The drill highlighted the value of a “drone contact layer,” which engages the enemy before human soldiers do, helping prevent losses.
“When my riflemen get there, the enemy is already down, and they are finishing the fight, but it’s an unfair fight,” the colonel said. Drones and ground robots are increasingly recognized as useful tools that can enable soldiers and keep them safer.
The breach mission was just one part of the brigade’s larger experimentation with drones. Soldiers there have been assembling their own cheap, attritable systems with parts off the US’ Blue UAS [Uncrewed Aerial Systems] List and their own 3D printed pieces.
Bell said that the brigade learned several lessons from the event, including the need for significant numbers of cheap drones that are easy for soldiers to quickly use in combat conditions.

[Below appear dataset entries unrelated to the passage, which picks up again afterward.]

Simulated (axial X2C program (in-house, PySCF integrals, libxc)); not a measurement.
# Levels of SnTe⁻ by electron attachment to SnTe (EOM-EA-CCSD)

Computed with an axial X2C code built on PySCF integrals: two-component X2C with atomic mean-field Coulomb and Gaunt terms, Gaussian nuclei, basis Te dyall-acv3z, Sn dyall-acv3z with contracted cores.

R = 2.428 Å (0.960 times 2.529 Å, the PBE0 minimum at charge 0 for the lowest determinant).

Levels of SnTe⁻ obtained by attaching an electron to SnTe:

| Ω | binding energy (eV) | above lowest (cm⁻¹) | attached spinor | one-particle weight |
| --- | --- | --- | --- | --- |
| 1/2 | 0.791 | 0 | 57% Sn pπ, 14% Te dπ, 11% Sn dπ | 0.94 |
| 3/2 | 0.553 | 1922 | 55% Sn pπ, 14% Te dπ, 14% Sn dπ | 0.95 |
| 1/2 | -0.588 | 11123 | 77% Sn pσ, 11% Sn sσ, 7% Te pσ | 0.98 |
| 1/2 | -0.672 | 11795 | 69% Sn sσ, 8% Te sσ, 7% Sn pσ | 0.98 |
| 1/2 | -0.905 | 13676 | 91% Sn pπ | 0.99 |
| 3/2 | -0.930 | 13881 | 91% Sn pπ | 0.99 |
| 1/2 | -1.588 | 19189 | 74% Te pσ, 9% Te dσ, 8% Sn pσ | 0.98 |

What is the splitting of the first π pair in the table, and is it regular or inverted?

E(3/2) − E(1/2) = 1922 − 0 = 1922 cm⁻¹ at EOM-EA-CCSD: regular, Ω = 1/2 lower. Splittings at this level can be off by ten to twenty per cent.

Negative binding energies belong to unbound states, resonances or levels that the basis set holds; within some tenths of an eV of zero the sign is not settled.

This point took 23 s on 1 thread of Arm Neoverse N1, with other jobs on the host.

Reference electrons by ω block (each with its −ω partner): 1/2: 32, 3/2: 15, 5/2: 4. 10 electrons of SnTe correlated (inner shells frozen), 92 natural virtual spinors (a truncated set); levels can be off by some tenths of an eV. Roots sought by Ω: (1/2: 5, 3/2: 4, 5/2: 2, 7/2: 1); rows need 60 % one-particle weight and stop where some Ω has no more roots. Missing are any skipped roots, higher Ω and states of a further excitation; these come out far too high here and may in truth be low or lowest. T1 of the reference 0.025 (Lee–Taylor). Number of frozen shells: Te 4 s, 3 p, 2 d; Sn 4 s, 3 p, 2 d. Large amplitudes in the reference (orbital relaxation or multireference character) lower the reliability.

At the exercise, Bell said that the brigade is also working with artificial intelligence. The 3rd Mobile Brigade has been implementing AI into its planning, including staff building their own agents. Bell referenced one case where an AI bot processed 25,000 battlefield reports to provide a clearer picture of the environment.
While AI was useful in some ways, there were other situations where the technology wasn’t helpful. “Large language models don’t really understand three-dimensional space, so they’re not good for developing courses of action,” Bell said. “That’s where you need the expertise of a skilled staff to understand the art of fighting to plan the operation.”